Mention-anomaly-based Event Detection and Tracking in Twitter
Author: Adrien GUILLE
Details of this program are described in the following paper:
Adrien Guille and Cécile Favre (2014)
Mention-Anomaly-Based Event Detection and Tracking in Twitter.
In Proceedings of the 2014 IEEE/ACM International Conference on
Advances in Social Network Mining and Analysis (ASONAM 2014),
pp. 375-382, DOI: 10.1109/ASONAM.2014.6921613
Please cite this paper when using the program.
- input/: input files that describe the corpus in which we want to detect events
- MABED.jar: Java program that does the event detection
- README.txt: this file
- parameters.txt: Java properties file in which parameters are set
- stopwords.txt: a list of common stopwords to remove when generating the vocabulary
- lib/: program dependencies
If the program is called with the argument "-split", it expects the file in the "dataset/" directory:
- <name_file.csv>.text: content all tweets, one line per tweet, each line should be formatted according to this format: "timestamp","tweet message"; and the timestamp should be formatted according to the format shown below.

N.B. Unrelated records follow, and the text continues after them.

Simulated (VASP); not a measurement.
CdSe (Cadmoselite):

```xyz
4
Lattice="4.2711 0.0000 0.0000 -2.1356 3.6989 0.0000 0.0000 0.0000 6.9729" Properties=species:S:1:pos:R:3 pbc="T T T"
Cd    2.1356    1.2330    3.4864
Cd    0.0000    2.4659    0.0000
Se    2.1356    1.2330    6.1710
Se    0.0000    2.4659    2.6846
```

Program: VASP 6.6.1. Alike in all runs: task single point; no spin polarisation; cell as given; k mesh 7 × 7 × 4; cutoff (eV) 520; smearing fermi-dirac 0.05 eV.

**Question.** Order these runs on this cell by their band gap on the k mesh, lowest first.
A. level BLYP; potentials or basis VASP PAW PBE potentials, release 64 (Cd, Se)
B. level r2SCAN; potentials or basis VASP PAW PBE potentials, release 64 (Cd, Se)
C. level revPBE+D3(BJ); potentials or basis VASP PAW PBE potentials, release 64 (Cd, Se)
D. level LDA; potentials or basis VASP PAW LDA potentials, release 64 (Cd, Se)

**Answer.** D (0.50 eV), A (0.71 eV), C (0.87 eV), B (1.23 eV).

If the program is called with the argument "-run", it expects two sets of files in the "input/" directory:
- <time_slice>.text: content of the messages, one line per message;
- <time_slice>.time: timestamp of the messages, each line maps to the message that has the same line number in <time_slice>.text. Timestamps should be formatted according to this format: YYYY-MM-DD HH:mm:ss.S (e.g. 2009-11-01 00:01:24.0)
Time-slices are expected to be numbered starting from 0 and files are expected to be named with 8 digits (e.g. 00000000.text, 00000000.time, 00000001.text, 00000001.time)
All the parameters are set in the parameters.txt file:
- prepareCorpus (boolean): if you are running MABED for the first time, or if the content of the input directory has been modified, this parameter should be set to 'true', otherwise 'false'.
- timeSliceLength (int): length of each time-slice, expressed in minutes (e.g. 30);
- numberOfThreads (int): the number of threads used by MABED (if > 1, then the parallelized implementation of MABED is executed)
- k (int): desired number of events (e.g. 40);
- p (int): maximum number of related words describing each event (e.g. 10);
- theta (double): minimum weight of each related word (e.g. 0.7);
- sigma (double): merging threshold (e.g. 0.5);
- stopwords (String): name of the file that lists the stopwords, one word per line (e.g. stopwords.txt);
- minSupport (double): minimum support of words in the vocabulary (e.g. 0)
- maxSupport (double): maximum support of words in the vocabulary (e.g. 1)
-
Requirements: JAVA (7+)
-
Execute the program MABED.jar with the following command: "java -jar MABED.jar -run". It should process the input and save the output in the "ouput/" directory.
-
To generate input files from a '.csv' file containing all tweets (timestamps and messages), execute the program MABED.jar with the following command: "java -jar MABED.jar -split timeSliceLength name_file.csv". It should process the file containing all tweets, and save the split files in the "input/" directory.